Speaking at the World Economic Forum in Davos, Switzerland, the Prime Minister suggested that the fate of sterling was a matter for the markets alone: "We do not target our exchange rate." That, he added, would be a "recipe for failure", as it had been when governments tried to "shadow the Deutschmark" and joined the European Exchange Rate Mechanism in the late 1980s and early 1990s.

Mr Brown's comments seem certain to push sterling lower, and may see it hit parity with the euro.

At the same time, Caroline Flint, the Europe minister, appeared to rule out British entry into the single currency, even in the long term. She told The Independent on Sunday: "We are prepared to look at the issues around the euro. This doesn't mean, in principle, that we think we have a journey to the euro. It's about whether it would work for the British economy." Her remarks appeared to be at odds with the position of the Business Secretary, Lord Mandelson, who he said this month that joining the euro remained a long-term policy objective.

Mr Brown will today take some responsibility for failing to get tough with freewheeling banks when he was Chancellor – but he will stop short of a full apology for his role in the recession. "We're toughening up the regulatory system," he will tell BBC1's Politics Show, a move No 10 hopes will tackle claims that he refuses to accept any blame for Britain's plight. "That is an acceptance that it wasn't strong enough to meet what was, effectively... a global financial freezing up."

Market fears centre on the scale of the Government's debts now being piled up, and the possibility that the Treasury will have to take on trillions of pounds-worth of liabilities if the banking system continues to falter. Many liabilities are in foreign currency and large in relation to the UK's GDP, prompting comparison with Iceland, which in effect went bust because of its overextended banks. Economist Willem Buiter has joked about London becoming "Reykjavik-on-Thames".

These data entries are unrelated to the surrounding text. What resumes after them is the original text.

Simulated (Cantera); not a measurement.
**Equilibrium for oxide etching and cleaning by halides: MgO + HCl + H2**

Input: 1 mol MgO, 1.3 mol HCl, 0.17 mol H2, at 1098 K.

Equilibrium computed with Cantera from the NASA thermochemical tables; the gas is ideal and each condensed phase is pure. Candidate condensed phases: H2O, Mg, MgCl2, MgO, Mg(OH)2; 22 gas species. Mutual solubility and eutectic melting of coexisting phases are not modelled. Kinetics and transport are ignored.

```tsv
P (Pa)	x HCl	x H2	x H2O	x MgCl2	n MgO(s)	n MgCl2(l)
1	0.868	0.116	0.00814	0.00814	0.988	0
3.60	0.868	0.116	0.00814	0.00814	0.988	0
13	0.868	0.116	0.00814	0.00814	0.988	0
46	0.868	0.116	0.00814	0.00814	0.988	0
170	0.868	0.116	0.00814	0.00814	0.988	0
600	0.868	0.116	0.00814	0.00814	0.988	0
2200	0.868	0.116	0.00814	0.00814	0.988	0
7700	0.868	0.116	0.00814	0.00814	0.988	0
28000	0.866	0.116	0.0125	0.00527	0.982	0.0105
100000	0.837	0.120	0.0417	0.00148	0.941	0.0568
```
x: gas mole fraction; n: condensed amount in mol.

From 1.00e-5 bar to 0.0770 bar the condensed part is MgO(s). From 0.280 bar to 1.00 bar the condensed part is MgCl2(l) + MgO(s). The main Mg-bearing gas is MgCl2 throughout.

There are also worries about the state of the economy, and the accumulating bad debts that will accumulate as the UK enters its worst recession in 60 years. The IMF last week forecast that the British economy would shrink by 2.8 per cent in 2009, its worst showing since the Second World War, although Bank of England and Treasury officials seem relaxed about the decline of the pound, in the hope this will boost exports, although there is little evidence of that so far.

Showing considerable irritation about remarks from international investors such as Jim Rogers, who have sold sterling and declared the UK "finished", the Prime Minister said: "We are not going to build our policies around self-interested speculators."

Mr Rogers said recently that he has sold all his sterling assets. And on Tuesday, the billionaire investor George Soros, who "broke the Bank of England" during the 1992 ERM crisis, said he too had been selling, sterling over the past 12 months: "Sterling did fall from around $2 to about $1.40 and at that level the risk-reward balance is no longer compelling. I'm not saying it won't fall any more though – it will continue to fluctuate." Against a basket of currencies, the pound has lost about a third of its value in a year.

There are also concerns in some European circles that the British Government is using the hefty depreciation in the pound against the euro as a sort of stealth protectionism. Mr Brown and the German Chancellor Angela Merkel have warned in Davos about the "retreat to protectionism".